The Upper Big Blue NRD first proposed mandatory nitrification inhibitors to help reduce groundwater contamination in late February, but met resistance from producers. The NRD offered a new proposal at the public hearing Thursday.

"The proposal is somewhat different this time. Nitrification inhibitors are only being proposed in an area where the nitrates are the highest," DeBuhr said.

While only farmers who apply fertilizer in the fall in mandated zones would be initially impacted, even those in non-mandated zones are worried.

"I think if the levels keep rising, they're going to add more zones to it and restrict us," said Tom Petersen of Cordova.

One recurring argument producers made is that the board makes proposals without clear studies and facts.

"Big question to me is, is there scientific evidence that what we're currently doing is not working?," asked Curt Friesen of Henderson.

"I don't think they're using enough data to base their decisions," Petersen added.

The board cited research from University of Nebraska, but producers remained unconvinced.

"When you look at the number of dealers and cost per acre, you're talking about pulling millions of money out of basically the farmer's budget in order to do something that I'm very concerned won't accomplish what the NRD's long-term goal is," Friesen said.

The nitration inhibitors would be added to anhydrous ammonia tanks. Producers can either ask their suppliers to add the inhibitors for them, or buy it and add it themselves.

The new proposal would also require every producer to use either an electrical resistance block or a capacitance probe in one of their fields.

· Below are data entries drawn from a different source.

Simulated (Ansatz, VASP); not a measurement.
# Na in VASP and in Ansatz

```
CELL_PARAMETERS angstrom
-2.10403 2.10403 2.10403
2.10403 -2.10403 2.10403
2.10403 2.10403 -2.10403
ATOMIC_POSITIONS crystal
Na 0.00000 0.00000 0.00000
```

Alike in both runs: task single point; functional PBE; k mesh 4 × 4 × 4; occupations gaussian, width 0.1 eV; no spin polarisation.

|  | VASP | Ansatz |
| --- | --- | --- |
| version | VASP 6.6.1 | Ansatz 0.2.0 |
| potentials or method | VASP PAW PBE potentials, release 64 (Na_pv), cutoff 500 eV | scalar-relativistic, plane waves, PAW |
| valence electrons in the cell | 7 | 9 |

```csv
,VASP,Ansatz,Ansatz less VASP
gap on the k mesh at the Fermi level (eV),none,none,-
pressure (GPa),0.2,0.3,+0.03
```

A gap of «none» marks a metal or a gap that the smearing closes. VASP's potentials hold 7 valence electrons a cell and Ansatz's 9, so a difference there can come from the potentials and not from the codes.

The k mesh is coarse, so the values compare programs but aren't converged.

DeBuhr said it is "to help producers know when to irrigate so that they don't over-irrigate because over-irrigation can leech nitrates out of the root zone of the crop and into the groundwater."

Thus far there has been a lot less protest against these moisture monitoring systems than against nitrification inhibitors.

The public has until Nov. 9, 2012, to submit their written testimony and documents to the Upper Big Blue NRD for consideration.